Alert based on number of services failed


#1

Not sure if I’m posting this in the correct forum. This might be something to think about for future releases, if it’s not already implemented. Is there a way to notify based on a user determined number of services are in a user determined state. For example. There is a host that has 50 different services associated with it. If one of those services goes into a critical state, there is no notification. But if it hits a threshold of say 5 services in a critical state, we send out a notification. It would even be nice to adjust this based on timeperiods. During the day, notify us if 1 service is in critical state, but at night, make it 5 services in a critical state.

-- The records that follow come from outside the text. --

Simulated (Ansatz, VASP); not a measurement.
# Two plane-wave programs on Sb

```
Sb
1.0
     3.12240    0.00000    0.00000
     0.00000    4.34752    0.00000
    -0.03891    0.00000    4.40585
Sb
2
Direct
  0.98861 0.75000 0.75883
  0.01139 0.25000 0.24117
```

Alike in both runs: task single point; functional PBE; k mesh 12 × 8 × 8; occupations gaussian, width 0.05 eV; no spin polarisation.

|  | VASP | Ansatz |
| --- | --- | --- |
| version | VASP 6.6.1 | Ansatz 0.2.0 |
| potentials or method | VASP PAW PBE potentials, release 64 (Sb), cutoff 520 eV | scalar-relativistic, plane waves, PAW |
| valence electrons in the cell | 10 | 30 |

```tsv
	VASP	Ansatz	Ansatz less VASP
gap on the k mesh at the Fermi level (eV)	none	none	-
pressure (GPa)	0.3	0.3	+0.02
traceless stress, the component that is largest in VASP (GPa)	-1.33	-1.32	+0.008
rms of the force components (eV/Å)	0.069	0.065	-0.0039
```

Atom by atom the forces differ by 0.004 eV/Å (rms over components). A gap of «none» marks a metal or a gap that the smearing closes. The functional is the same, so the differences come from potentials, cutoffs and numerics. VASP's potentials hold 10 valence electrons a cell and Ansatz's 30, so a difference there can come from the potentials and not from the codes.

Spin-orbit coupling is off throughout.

Here is my reasoning/thought process behind this request. I work for a small privately owned cable company. Nagios works well for about 90% of our monitoring. We have one Server that monitors all our channels and sends out an SNMP trap to nagios when it detects a problem with a channel. I have a service setup in nagios for EVERY channel we monitor. But, I don’t want to be notified in the middle of the night if 1 channel goes out, but if we lose a bunch of channels, that is a problem and I want to be notified. Hopefully someone has some ideas! Also, it may be nice to have a summary email sent in the morning of all problems of the previous night that didn’t meet the criteria for notification, but where not in an OK state.

Thanks.


#2

I don’t think there is such option in Nagios. What you could do is write a script that would check all services on that host (you can use the Nagios check commands for easier handling of check outputs) and return non-OK state only if there are 5 or more then 5 checks in critical state.

When you have script done, put it as a service check command for host and set the notification_period to some night time period. For all other service checks that check every service separately, set the notification_period to daily time period. Or if you don’t want to overload the server with so many checks, you can define check_period for those services. For a service that checks for 5 or more critical states to be ran at night and for all other services to be checked at daytime.


#3

The problem is, there is no way to actively check the services on the host. It only uses passive checks via SNMP. You did give me an idea, however. I could write an intermediate DB or program that would store the last state of the passive check and have nagios poll that actively. But, we have also decided that we did not want to implement this now.